Saturday, 25 February 2012

Pay - public sector falls further behind

This week's 5th Annual IDS/TUC Pay seminar highlighted how the pay in the public sector has fallen further behind pay awards in other industries.

Average pay increase in 2011 was 2.5%. This was still well below the headline inflation rate of 5% but with most public sector workers in the middle of a 2 year pay freeze it demonstrates further erosion in living standards for workers delivering essential services. The indicators are that average settlements for 2012 will be around the 3% mark. This means that Osborne’s announcement of two more years of pay restraint will exacerbate the situation for public sector workers. Even top banker Mervyn King acknowledged that for ordinary working families wages have been squeezed by 12% in recent years.

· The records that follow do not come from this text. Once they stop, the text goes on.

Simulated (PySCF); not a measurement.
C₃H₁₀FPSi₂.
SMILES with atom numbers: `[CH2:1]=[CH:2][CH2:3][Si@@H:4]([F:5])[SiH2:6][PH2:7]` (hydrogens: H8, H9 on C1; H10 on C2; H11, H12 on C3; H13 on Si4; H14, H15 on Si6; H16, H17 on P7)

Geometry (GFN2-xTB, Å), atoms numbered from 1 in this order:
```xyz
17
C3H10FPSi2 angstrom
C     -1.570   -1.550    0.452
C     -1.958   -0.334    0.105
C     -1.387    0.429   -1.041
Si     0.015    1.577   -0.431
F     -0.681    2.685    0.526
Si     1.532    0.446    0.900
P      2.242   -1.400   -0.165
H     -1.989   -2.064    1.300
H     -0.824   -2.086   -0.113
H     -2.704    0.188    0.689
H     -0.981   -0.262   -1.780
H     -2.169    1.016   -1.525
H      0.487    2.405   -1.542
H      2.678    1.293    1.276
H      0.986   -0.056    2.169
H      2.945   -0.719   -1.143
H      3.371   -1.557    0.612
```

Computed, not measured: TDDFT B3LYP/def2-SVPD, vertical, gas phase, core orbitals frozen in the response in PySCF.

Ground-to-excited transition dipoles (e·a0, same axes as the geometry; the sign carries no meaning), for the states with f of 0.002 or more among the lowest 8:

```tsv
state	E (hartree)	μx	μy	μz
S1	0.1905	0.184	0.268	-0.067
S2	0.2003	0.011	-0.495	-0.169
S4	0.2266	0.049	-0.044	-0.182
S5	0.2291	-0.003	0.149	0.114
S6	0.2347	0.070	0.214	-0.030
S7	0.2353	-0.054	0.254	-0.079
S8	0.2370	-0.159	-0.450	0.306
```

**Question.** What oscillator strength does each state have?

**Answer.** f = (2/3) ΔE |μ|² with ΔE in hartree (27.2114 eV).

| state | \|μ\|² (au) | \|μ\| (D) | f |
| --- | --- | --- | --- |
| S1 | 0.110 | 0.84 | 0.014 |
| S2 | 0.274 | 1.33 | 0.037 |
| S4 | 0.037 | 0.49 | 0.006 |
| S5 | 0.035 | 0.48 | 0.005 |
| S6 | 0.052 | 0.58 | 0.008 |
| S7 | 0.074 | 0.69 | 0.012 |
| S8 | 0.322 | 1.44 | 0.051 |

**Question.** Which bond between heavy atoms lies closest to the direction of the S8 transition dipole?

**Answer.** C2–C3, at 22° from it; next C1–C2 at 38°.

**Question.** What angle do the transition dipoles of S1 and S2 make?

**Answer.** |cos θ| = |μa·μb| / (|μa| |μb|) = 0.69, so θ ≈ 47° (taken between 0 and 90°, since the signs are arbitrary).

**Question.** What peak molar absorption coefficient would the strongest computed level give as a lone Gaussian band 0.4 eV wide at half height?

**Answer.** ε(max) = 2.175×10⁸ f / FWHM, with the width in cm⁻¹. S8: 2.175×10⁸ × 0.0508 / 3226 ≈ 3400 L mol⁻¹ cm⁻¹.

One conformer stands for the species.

The government’s imposed incomes policy does not affect the rich though. The statistics for 2011 show that £35 billion was paid to the very top earners in bonuses alone.

One staggering fact revealed in the mountain of statics given to delegates was that the massive increase in inequality in the UK has propelled us to the 4th most unequal country among the 25 richest nations in the world. It is likely that by the end of 2012, over 400,000 children in Britain will be living below the official poverty line.

The seminar didn’t produce many answers but it challenged the unions to reconsider its strategy in dealing with pay, benefits and inequality. It is only the trade union movement that can lead the alternative.